Sunday, November 23, 2014

In a Topsy-Turvy World, China Warms to Sci-Fi

Liu Cixin
With a state-owned power plant in nearby Shanxi Province temporarily shut down to reduce air pollution, one of its engineers, Liu Cixin(刘慈欣), is using the free time to work on his hobby: reigning as China’s best-selling science-fiction author.

Along with working on a new novel and advising on screenplay adaptations of his earlier fiction, Mr. Liu, 51, has been promoting the English translation of “The Three-Body Problem,(《三体》)” the first book in his best-selling apocalyptic space opera trilogy. Translated by Ken Liu, an award-winning science-fiction writer in his own right who is based in the United States (the men are not related), it is one of the few Chinese science-fiction novels to be translated into English. It will be released in the United States on Tuesday by Tor Books.

The success of the “Three-Body” series, as it is called in China, has gained a following beyond the small but flourishing science-fiction world here. Since the third book was published in 2010, each entry in the series has sold about 500,000 copies in the original Chinese, making Mr. Liu the best-selling Chinese science-fiction author in decades.

In addition to the usual high school and college-age fans of science fiction, China’s aerospace and Internet industries have embraced the books. Many interpret the battle of civilizations depicted in the series as an allegory for the ruthless competition in the nation’s Internet industry.

The series has also breathed new life into a genre that, here as elsewhere, the literary establishment often marginalizes.
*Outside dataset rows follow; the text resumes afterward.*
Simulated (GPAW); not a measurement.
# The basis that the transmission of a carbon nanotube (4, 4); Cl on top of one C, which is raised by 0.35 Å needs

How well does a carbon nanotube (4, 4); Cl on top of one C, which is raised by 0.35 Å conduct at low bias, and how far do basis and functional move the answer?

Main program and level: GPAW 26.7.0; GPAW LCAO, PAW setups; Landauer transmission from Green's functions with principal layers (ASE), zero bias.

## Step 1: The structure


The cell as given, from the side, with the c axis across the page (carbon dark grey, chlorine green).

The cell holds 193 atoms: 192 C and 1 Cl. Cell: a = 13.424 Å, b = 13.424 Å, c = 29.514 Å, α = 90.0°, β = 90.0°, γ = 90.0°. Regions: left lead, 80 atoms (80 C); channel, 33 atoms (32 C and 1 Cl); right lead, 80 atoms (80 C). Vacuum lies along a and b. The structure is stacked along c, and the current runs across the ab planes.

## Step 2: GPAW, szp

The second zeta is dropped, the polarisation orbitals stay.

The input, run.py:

For decades, science fiction was subject to the whims of Communist Party rule. The genre went from being a vehicle for popularizing science for socialist purposes to drawing criticism in 1983 from party newspapers for “spreading pseudoscience and promoting decadent capitalist elements.” When the prestigious People’s Literature literary magazine published four of Mr. Liu’s short stories in 2012, it was a sign that the genre was back in official good graces.

At its core, science fiction capitalizes on uncertainty about the future to push the boundaries of the reader’s imagination. In fast-changing China, stories that lay out what coming years may hold in store have therefore found deeper resonance among readers.

“China is on the path of rapid modernization and progress, kind of like the U.S. during the golden age of science fiction in the ’30s to the ’60s,” Mr. Liu said. “The future in the people’s eyes is full of attractions, temptations and hope. But at the same time, it is also full of threats and challenges. That makes for very fertile soil.”

Chinese science fiction serves another purpose in the eyes of Xia Jia, a science-fiction writer and professor at Xian Jiaotong University. “Chinese science fiction, in a way, has borne the weight of the ‘Chinese dream’ since the genre first appeared in China in the late Qing dynasty,” she said, referring to the turn of the 20th century.

“The dream is about wanting to overtake the Western countries and become a very powerful modern China while still preserving these old elements,” she added. “This is what we who write science fiction in China have to grapple with.”

The “Three-Body” tomes chronicle a march of the human race into the universe set against the recent past, the tumultuous years of the Cultural Revolution. It is a classic science-fiction story in the style of the British master Arthur C. Clarke, whose work Mr. Liu says he grew up reading. “Everything that I write is a clumsy imitation of Arthur C. Clarke,” he said.

The first book in the series explores the world of the Trisolarans, an alien civilization on the brink of destruction. When a secret military project in China attempts to make contact with aliens, the Trisolarans capture the signals and decide to invade Earth. Back in China, people split into two camps: those who welcome the aliens and those who want to fight them.

The series is likely to be a change of pace for science-fiction fans in the United States, where many leading contemporary writers in the genre are rejecting classic alien-invasion plots in favor of those that take on real-world issues like climate change or shifting gender roles.